Question

Let $\alpha$ and $\beta$ be the roots of the equation $px^2 + qx - r = 0$, where $p \neq 0$. If $p, q,$ and $r$ be the consecutive terms of a non-constant G.P. and \[\frac{1}{\alpha} + \frac{1}{\beta} = \frac{3}{4},\] then the value of $(\alpha - \beta)^2$ is:

• A. \(\frac{80}{9}\)
• B. 9
• C. \(\frac{20}{3}\)
• D. 8

Answer 1

The Correct Option is A

The given quadratic equation is: \[ px^2 + qx - r = 0 \quad \text{with roots } \alpha \text{ and } \beta. \]
The coefficients are given as: \[ p = A, \quad q = AR, \quad r = AR^2. \] 
Substituting these values into the equation: \[ Ax^2 + ARx - AR^2 = 0. \] 
Dividing throughout by $A$, we get: \[ x^2 + Rx - R^2 = 0. \] 
From the roots of the quadratic equation, we know: \[ \frac{1}{\alpha} + \frac{1}{\beta} = \frac{3}{4}. \] 
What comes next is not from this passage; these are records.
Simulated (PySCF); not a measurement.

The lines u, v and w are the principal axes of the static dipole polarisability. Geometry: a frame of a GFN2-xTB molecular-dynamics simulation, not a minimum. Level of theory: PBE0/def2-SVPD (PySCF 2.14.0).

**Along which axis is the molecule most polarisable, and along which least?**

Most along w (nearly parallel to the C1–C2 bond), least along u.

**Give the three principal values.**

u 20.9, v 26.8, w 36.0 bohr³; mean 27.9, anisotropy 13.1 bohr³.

Using the relationship between the roots and the coefficients of a quadratic equation: \[ \frac{1}{\alpha} + \frac{1}{\beta} = \frac{\alpha + \beta}{\alpha \beta}. \] 
Substituting the values for $\alpha + \beta = -R$ and $\alpha \beta = -R^2$, we get: \[ \frac{\alpha + \beta}{\alpha \beta} = \frac{-R}{-R^2} = \frac{R}{R^2} = \frac{1}{R}. \] 
Equating this to the given value: \[ \frac{1}{R} = \frac{3}{4}. \] 
From this, we find: \[ R = \frac{4}{3}. \] 

Now, we calculate $(\alpha - \beta)^2$ using the formula: \[ (\alpha - \beta)^2 = (\alpha + \beta)^2 - 4\alpha\beta. \] 
Substituting the known values: \[ \alpha + \beta = -R \quad \text{and} \quad \alpha \beta = -R^2, \] 
we get: \[ (\alpha - \beta)^2 = (-R)^2 - 4(-R^2). \] 

Simplify this expression: \[ (\alpha - \beta)^2 = R^2 - 4(-R^2) = R^2 + 4R^2 = 5R^2. \] 
Substituting $R = \frac{4}{3}$ into the equation: \[ (\alpha - \beta)^2 = 5 \left(\frac{4}{3}\right)^2 = 5 \cdot \frac{16}{9} = \frac{80}{9}. \] 
Thus, the final answer is: \[ (\alpha - \beta)^2 = \frac{80}{9}. \]